Immersed Visor is a new headset that aims to bridge the gap between simple “head monitors” like the $440 Viture One XR and the $3,500 standalone Vision Pro. Weighing slightly less than an iPhone 16 Pro at 199 grams, it comes in at $1,050, with a nice tradeoff. The new Visor offers a VisionOS-like experience by offloading the computations to a computer.
The Immersed Visor is a Vision Pro Lite
Indeed, like cheap VR headsets, you can’t use it as a standalone device – it’s only meant to be used as a Mac monitor – but it does offer hand and eye tracking…

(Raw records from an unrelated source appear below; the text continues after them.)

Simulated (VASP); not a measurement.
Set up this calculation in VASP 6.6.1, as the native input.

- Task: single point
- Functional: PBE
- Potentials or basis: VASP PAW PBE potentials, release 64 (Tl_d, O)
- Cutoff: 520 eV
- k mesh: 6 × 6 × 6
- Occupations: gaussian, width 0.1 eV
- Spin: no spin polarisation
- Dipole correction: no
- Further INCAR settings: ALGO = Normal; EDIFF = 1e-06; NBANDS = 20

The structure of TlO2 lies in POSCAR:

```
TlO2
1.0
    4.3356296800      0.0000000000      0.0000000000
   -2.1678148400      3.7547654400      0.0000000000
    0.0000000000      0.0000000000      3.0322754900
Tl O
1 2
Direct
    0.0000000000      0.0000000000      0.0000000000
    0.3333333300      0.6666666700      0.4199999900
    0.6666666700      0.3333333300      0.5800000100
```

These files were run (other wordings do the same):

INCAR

Still, the device does more than just Snap-style AR glasses, but less than a full headset. In concrete terms, the Immersed Visor features the equivalent of a 4K OLED display in front of each eye, with a 100-degree field of view. It supports 6DoF tracking (meaning it responds to movements on multiple axes, not just simple head rotations), and it offers hand and eye tracking as well as support for more than five displays in a VR or mixed reality environment.
Visor weighs just 186g, slightly less than an iPhone 16 Pro. It’s 64% lighter than the Meta Quest 3 (515g) and about 70% lighter than the Apple Vision Pro (600-650g).
One of the main differences between the basic glasses and the Vision Pro is that on Apple’s device, the monitors stay where you place them in your physical environment, rather than moving with your head. The Visor has chosen Apple’s route.
With full tracking, you can stand up, lean over, or turn around, and the virtual screens will stay where you placed them. You can choose between transparent and virtual environments, and work collaboratively with other users, including sharing screens. Multiplayer mode is limited to 5 people.
While it can be worn as a pair of glasses, the company admits that’s just to get people to try it out, or for very brief use, and that you’ll need to use a strap like the Vision Pro’s for extended use. Like Apple, Immersed has opted for a self-contained battery pack.
Look at the Immersed conference on YouTube.
The price of the beast
The company Immersed officially unveiled the headset yesterday (in multiple colorways), it’ll ship next month at two price points. You can either shell out $1,049.98 or opt for a subscription model: $40 per month for 24 months or $60 per month for 12 months. That model won’t ship until “six months after” October, which is April 2025. If you want a device that starts shipping next month—the “Founder’s Edition”—the price jumps to $1,350 or $700 plus a monthly subscription fee (the same as the version that ships later).
The Visor works with Mac, Windows and Linux computers. We’ll try to get one delivered to the editorial office!